Tuesday, August 02, 2005

Some recess appointment history

Joe’s Dartblog reminds us of a recess appointment of the past, starring Robert Byrd in the role now played by Ted Kennedy:

In 1961, the thirty-fifth President of the United States, John F. Kennedy was at the very beginning of his term. But the reforms had already begun. State-sponsored segregation was under attack from not only the executive branch but also from firebrand upstarts situated just north and south of the Mason-Dixon line. One of these- the most successful- was a black man named Thurgood Marshall. He was barely out of Howard University in 1933 when the civil rights movement swept him up and carried him to national renown.

Beginning out of his small private practice in Baltimore and then, in 1940, as chief counsel of the NAACP, Marshall took on keystone civil rights cases. The "little man's lawyer" was immensely successful, winning 29 out of his 32 Supreme Court cases. (Later, as America's first black Supreme Court justice, Marshall's record would be even more sterling as he wrote over 150 opinions, 98 of which were majority ones, of which none were reversed by subsequent Courts.)

The tipping point was Brown v. Board of Education (1954). After winning that landmark case, the national radar, where he figured prominently, owed him. And so, in 1961, JFK announced that he had nominated Thurgood Marshall to be a justice on the United States Court of Appeals for the Second Circuit. But remnants of the Solid South would have none of that. They opposed, in essence, a black man's elevation to such an influential position. And so Marshall could not gain confirmation in the Senate, despite very strong support from Senators and an enviable track record.

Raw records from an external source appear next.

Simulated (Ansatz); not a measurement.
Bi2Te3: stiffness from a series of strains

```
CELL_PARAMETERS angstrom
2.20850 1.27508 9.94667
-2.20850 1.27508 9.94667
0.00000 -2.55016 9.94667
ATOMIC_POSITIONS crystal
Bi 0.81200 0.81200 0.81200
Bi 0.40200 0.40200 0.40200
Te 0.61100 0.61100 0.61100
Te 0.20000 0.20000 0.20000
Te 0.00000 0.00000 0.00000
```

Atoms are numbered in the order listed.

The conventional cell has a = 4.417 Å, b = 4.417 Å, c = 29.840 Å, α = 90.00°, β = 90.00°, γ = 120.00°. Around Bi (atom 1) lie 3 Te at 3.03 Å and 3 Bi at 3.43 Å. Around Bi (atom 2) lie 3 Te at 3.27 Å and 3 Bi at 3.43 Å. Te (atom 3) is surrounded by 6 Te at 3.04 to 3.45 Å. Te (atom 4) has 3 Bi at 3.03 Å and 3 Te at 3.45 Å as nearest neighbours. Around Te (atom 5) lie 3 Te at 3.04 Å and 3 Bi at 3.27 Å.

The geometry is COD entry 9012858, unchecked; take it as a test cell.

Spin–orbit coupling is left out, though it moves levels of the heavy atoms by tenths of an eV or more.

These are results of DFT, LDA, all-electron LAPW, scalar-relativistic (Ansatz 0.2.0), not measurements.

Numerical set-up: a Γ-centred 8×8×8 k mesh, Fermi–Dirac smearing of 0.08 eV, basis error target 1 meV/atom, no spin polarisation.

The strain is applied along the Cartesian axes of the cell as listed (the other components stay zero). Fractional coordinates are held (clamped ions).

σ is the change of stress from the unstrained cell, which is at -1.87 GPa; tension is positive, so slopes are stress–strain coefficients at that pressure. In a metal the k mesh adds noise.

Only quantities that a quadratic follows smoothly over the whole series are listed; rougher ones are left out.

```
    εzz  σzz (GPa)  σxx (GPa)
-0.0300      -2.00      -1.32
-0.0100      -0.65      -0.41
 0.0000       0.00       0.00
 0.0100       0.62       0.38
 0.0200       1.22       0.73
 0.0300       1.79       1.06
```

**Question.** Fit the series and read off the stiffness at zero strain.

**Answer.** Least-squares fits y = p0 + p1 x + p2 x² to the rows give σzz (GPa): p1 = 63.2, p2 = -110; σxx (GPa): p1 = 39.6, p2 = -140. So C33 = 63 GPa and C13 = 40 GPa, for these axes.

President Kennedy was abraded by the obstructionism, and waited for Congress to go into recess. He appointed Thurgood Marshall to the bench then, bypassing the Senate and the vociferous racists in the Senate who had held things up. The leading senator whose obstructionism caused the recess appointment was Robert Byrd (D-WV), who would go on to conduct his famous filibuster against the Civil Rights Act of 1964.

It is unintentionally veracious that Robert Byrd's website, in its meta tag description seen in this Google search, calls the Senator "the West Virginian of the 20th Century."